Sovereignty & sovereign rights;  SCS & WPS

Published July 16, 2019, 12:24 AM

by Charissa Luci-Atienza & Bernie Cahiles-Magkilat

e-cartoon-jul-16-2019The press reported  last week the findings of the Social Weather Stations (SWS) survey that a total of 93 percent of 1,200 respondents in a nationwide survey said it was “very important  and “somewhat  important” that ”the control of the islands that China currently occupies in the  (South China Sea) be given back to the Philippines.”

The South China Sea (SCS) is  today  at  the center of  a dispute involving claims and counter-claims among  several nations. There is also a lot of misunderstanding  on such terms as South China Sea and West Philippine Sea, sovereignty and sovereign rights, territorial waters and  exclusive economic zone,

The SCS is the sea  bounded  by China in the north, Vietnam in the west, Malaysia and Brunei in the south, and the Philippines in the east. China claims 80 percent of the SCS as its own  territory with sovereign rights under a 1947 “nine-dash line” map. The Philippines disputed the claim in a case  filed with the United Nations Arbitral Court in The Hague in 2013  and the court  ruled in 2016 that China’s claim has no legal basis..

Under the 1982 UN Convention on the Law of the Sea, coastal countries have a territorial sea extending 12 miles from  the shore and an Exclusive Economic Zone extending 200 miles. A country has sovereignty over its territorial sea, but only sovereign rights to develop the resources that may be found in the  EEZ.

In  2012,  then President Benigno S. Aquino III issued  Administrative Order  29 naming  our  EEZ  the  West  Philippine Sea.  It is not, as some think, the SCS which is the bigger sea touching the shores of China, Vietnam, and other states.

China  does not recognize the UN Arbitral Court decision and insists on its sovereignty inside the nine-dash  line. This line loops around the SCS and includes parts of the Philippine EEZ, including Panatag  or Scarborough Shoal – which is why  in 2016 Chinese and Philippine ships  confronted  each other  at Panatag, but the Philippines ships later withdrew  from the site.

 In the recent dispute over the ramming of a Philippine fishing vessel at Recto Bank or Reed Bank, this shoal is  85 miles west of Palawan; it is, therefore,  within our EEZ but not Philippine territory,  Farther to the west of Recto Bank are the Spratly islands. Way up North, 660 miles from Zambales are the Paracels, whose islands  are  claimed by China and Vietnam.

In the SWS survey,  the respondents were asked if they considered it  important  that  islands taken over by China “be given back to the Philippines.”  The respondents would naturally want the return of any islands taken by another  country. But it is not clear which are these islands that used  to be our own and then taken away from us.

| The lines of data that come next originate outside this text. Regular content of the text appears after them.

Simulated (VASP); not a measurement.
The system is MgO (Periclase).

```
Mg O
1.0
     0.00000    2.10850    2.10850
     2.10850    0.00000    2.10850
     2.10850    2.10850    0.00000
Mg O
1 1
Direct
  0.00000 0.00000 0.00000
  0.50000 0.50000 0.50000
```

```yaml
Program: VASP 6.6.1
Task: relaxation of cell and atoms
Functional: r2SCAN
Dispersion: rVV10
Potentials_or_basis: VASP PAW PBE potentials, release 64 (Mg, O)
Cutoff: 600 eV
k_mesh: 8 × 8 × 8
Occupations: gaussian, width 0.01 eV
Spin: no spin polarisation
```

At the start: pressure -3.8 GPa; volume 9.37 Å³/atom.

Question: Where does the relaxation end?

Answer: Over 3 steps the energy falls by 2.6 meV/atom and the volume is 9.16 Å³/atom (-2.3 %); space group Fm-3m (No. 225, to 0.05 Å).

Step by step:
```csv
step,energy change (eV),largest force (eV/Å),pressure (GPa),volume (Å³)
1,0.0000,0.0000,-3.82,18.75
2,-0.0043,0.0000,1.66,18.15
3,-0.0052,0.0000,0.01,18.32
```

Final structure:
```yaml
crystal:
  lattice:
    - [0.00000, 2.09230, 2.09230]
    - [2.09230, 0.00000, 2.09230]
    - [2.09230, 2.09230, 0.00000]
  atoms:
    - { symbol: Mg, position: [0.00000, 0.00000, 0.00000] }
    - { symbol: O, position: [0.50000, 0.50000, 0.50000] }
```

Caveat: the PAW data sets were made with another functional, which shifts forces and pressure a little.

Responding  to the survey, Sen.  Richard Gordon called for the issue to be taken up  by the National Security Council, saying,  “We must be prepared  for whatever happens there.” There is indeed need to be ready but first there is need to clarify all the claims and   their basis in international  law,  to ensure  that  our claims can stand against those of  other claimants.